There’s a scene near the end of the movie Gosford Park, (Julian Fellowes’s precursor to Downton Abby), where the character of Mrs. Wilson, the housekeeper, explains what it is that “a good servant has that separates them” from the others:
“It’s the gift of anticipation…I know when they’ll be hungry, and the food is ready. I know when they’ll be tired, and the bed is turned down. I know it before they know it themselves.”
When serving your client, anticipation can be your best tool in avoiding a crisis. Always be thinking a couple of moves ahead to the consequences of your actions.
One would think that in this age of instant information everyone would understand the dangers of a public rant, an ill-tempered tweet, putting proprietary information in an email posting damaging photos on Facebook, and hitting “send” when the better option is “delete.” (Unless, of course, you’re running for President.)
Yet, one would be wrong.
Now, we’ve all failed to anticipate by sending snarky emails, posing for numbskull photos, losing patience with a rude clerk, or with a driver who hogs the passing lane at 45 mph.
It all seems harmless – until that email gets forwarded, that photo gets posted, or that outburst of temper is captured on a cellphone. Then, the world wants to know, “WHAT were you thinking?” The answer, of course, is an inexcusable, “I wasn’t.” And then you’re knee deep in crisis management.
For average citizens, the damage from such lapses can mean anything from the severing of friendships to the breakup of a marriage. Careers, too, can be in jeopardy, as well as any future employment.
For public officials and corporate CEOs, the damage can be irreparable politically and economically. (Remember the email hemorrhage at Sony?) Erosion of confidence in a leader’s judgment or ability to manage his or her impulses can affect everything from voter support to stock prices. In a minute-to-minute information cycle, continuous stories about an ill-considered outburst, an inappropriate photo, or an unfortunately worded email will always obliterate any other agenda, no matter how noble. Once that public conversation starts, it’s very difficult to change it.
For the public figure whether political or corporate – some rules to live by:
- Think before you pose, post, text, tweet or hit “send.”
- Think before you speak.
- Whether you see a camera or not, assume there is one.
- Assume someone on the conference call is recording it.

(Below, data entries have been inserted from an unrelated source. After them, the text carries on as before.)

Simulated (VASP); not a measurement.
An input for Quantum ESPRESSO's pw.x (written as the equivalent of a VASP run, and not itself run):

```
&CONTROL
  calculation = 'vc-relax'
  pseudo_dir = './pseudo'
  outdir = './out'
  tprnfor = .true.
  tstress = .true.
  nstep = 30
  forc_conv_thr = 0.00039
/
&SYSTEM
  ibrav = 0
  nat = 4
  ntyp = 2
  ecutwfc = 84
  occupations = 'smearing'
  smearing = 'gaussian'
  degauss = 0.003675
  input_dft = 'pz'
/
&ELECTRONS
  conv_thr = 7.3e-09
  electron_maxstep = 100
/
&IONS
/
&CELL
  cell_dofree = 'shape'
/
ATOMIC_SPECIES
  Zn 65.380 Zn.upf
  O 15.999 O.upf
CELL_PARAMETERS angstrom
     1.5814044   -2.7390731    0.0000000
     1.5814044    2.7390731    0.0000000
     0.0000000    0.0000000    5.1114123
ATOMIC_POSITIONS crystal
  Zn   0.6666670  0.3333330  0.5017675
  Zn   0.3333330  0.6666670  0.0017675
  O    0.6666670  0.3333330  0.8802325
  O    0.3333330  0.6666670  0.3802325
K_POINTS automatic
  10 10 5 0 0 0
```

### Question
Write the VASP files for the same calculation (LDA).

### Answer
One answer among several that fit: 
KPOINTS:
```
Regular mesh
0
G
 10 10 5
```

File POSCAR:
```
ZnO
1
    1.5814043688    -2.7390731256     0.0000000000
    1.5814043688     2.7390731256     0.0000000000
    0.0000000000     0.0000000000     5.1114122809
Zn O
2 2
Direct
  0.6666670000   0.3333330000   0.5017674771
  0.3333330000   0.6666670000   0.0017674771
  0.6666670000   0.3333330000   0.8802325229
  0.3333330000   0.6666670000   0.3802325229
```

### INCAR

- Don’t leave a voicemail with anything other than your name & number.
- If you question what you’re about to say, do, or write – don’t do it. Take the time to get a second opinion from someone you trust to be honest with you.
- Don’t let anger get the best of you – especially in public. Be polite. Be calm. Make your points with intelligence and leadership, not a show of temper.
- Pick your battles.
- If you don’t want to see it in a headline, don’t say, do, write, post, or send it.
- Follow Mrs. Wilson’s example: anticipate what could go wrong.